Introduction to Big Data Systems

Published On 十二月 08, 2018

category server | tags bigdata

As the foundation of big data technology, big data systems focus on how to process and store large data sets on a distributed environment. They can be categorized according to their function as shown below. systems.jpg

For each new technique, I will concern 3 questions:

  1. Motivation: Why do we need it or what problem does it address?
  2. Design principles and architecture: How do it solve the problem?
  3. Demo: Show me an example.

Data Analytics

MapReduce for batch processing

How can we write parallel application on a computer cluster?

For example, we want to count the frequency of each word in a corpus of documents, such as Wikipedia. For simplicity, we assume the data can be accessed on any machine or node of a cluster.

We need to care about at least 6 design challenges.

  • Scheduling: Scheduling is the process of assigning jobs to nodes.
  • Parallelization: Jobs are running in a parallel way.
  • Synchronization: Some jobs can only start running after other jobs have finished.
  • Communication: The master needs to monitor the status of each node and job in real time. The input of a job might rely on the output of another job.
  • Fault tolerance: A job should be able to recover from partial failure. If a node fails, the job is reassigned to another node.
  • Load balance: Jobs are assigned preferentially to nodes that are not busy

MapReduce is designed for this. MapReduce is a framework for computing large amount of data on a cluster of machines. The runtime library of MapReduce takes care of all these things. Programmers only need to write 2 methods: Map & Reduce.

The runtime system looks like this:


The programming model is as simple as:

Map(key, value) -> (key, value)
Reduce(key, <value>) -> (key, value) # <value> means a list of values
User specifies a map function that processes a key/value pair to generate a set of intermediate key/value pairs and a reduce function that merges all intermediate values associated with the same intermediate key.

For the classic word-count example, the pseudo code is as follows:

map(str key, str value)
    # key: document name
    # value: document content
    for each word in value:
        output(word, "1")

reduce(str key, iterable values)
    # key: word
    # values: list of counts
    count = 0
    for each v in values:
        count += int(v)

MapReduce is always run on distributed file system, such as GFS or HDFS. So, the overall software stack of MapReduce look like this:


HDFS split large data into multiple parts and store them across nodes.

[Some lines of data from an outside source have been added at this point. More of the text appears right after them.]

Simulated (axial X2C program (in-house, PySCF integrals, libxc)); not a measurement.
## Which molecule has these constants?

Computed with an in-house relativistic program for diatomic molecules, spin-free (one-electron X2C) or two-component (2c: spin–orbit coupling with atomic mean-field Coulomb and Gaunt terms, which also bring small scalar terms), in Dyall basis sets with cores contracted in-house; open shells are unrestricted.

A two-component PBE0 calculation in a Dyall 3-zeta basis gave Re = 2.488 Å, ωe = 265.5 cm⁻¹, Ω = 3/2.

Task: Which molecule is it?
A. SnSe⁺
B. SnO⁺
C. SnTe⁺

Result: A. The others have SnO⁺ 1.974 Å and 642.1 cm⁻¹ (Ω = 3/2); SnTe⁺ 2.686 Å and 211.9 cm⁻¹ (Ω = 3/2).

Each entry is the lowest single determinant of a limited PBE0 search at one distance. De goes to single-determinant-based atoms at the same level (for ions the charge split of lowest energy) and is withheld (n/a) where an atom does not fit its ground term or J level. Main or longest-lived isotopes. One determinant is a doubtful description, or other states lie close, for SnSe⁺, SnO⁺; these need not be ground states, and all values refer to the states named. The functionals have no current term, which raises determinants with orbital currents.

A jobtracker allocates MapReduce tasks submitted by clients to specific nodes in the cluster, ideally the nodes that have the data. It’s ia single point of failure. A tasktracker is a node in the cluster that accepts tasks (i.e. Map and Reduce operation) from the jobtracker.

The open source implementation of MapReduce is Hadoop which also includes the HDFS. It’s worth noting that the Hadoop streaming enables us to specify external programs as map or reduce function so it’s possible to write map or reduce function in python.

Pig for query processing

MapReduce offers a low-level primitive and requires repeated implementation of common operations such as join, group-by, sort and filter.

Pig is a platform built on top of MapReduce which contains a high-level language for expressing common data analysis tasks for table-like data (e.g. big CSV files).

Programmers no longer need to write MapReduce functions directly but write Pig Latin statements instead. The Pig Latin is a SQL-like language which is compiled into pipelined MapReduce jobs and executed using Hadoop.

pig latin compilation stages

Local rerange corresponds to hash on the output of map task. Global rerange corresponds to shuffle and sort. Package corresponds to reduce.

The compilation process consists of Pig Latin script -> logical plan -> physical plan -> MapReduce plan. This staged compilation enables SQL query optimization and MapReduce specific optimization.

Pig also supports user defined function as a way to specify customized processing such as data cleaning.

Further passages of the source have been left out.